Friday, February 27, 2009

One of these things is not like the other

It's always interesting to see what fashion makes of public (or, in this case, public-ish) figures after they're dead. What facet of their God given character is singled out for praise or condemnation depending on which way the gusts of popular opinion are blowing; almost invariably in stark contrast to all those other facets--collectively forming what is called the whole, or context--of that same person.

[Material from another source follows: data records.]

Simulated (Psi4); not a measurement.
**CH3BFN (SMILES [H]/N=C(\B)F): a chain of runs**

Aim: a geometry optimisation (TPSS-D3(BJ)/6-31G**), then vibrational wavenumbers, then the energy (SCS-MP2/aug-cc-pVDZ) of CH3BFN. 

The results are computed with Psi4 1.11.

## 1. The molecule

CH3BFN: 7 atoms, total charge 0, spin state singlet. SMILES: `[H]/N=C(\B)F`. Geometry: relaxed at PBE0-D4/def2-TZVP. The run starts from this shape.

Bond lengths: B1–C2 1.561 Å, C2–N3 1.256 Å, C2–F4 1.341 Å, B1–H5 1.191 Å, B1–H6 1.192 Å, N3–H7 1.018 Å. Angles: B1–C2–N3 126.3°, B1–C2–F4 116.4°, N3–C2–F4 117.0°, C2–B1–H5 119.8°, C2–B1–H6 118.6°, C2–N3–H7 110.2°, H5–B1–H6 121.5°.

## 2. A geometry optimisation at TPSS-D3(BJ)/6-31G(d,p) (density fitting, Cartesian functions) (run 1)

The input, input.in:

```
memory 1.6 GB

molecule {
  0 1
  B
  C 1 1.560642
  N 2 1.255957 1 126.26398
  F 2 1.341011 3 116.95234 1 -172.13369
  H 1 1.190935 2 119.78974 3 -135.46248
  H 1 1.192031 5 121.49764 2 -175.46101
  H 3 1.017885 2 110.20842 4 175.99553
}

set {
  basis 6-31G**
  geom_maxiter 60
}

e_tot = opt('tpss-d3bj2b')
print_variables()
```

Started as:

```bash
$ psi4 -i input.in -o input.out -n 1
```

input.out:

While not entirely devoid of a sense of the apparent tension and complexity of the man's life, author Scott Symons, who died last Monday at the age of 75, has been eulogized almost exclusively along the lines of his being a "controversial" and "groundbreaking" "gay writer" who was "openly gay at a time when coming out was still so fraught it could be the death knell for a career." Emphasis is given to his "acid scorn for what he saw as an oppressively staid Anglo-Canadian society."

Now, as I say, there are hints--in the Canadian Press obit, anyway--that Mr. Symons wasn't just any old gay activist. That, indeed, he might've been one of those complicated and terribly flawed things known as (I believe this is the term) a human being:
"[Symons'] works of the '60s and '70s will stand as a kind of an accomplishment of an odd intersection of the Canadian Tory spirit with the hippie era and the sexual revolution."
Alas, that's about as far as we get.

Enter David Warren:
Symons hated Trudeau, with a real volcanic passion. He hated him for legalizing homosexuality, among other things. He hated "gays," and vehemently denied being one himself. He was unquestionably homosexual -- though I'm not sure women were safe from him, either.

He was, in his political outlook, fairly consistently a "violent Tory of the old school" (Ruskin's beautiful phrase), and incidentally a war monger of the first water, who, back in 2002, was telephoning me several times a day to ask, "When the hell is Bush going to invade Iraq? What is he waiting for?"

In later life, he retroactively explained that his sexual preferences were a red herring, he had actually wished to launch a "male revolution" in retaliation for the "epistemological enormities" of second-wave feminism. His claim to an unambiguous masculinity was iterated in many colourful expressions, unquotable in a family newspaper.

Was he then a misogynist? "Of course! But not as much as the average woman."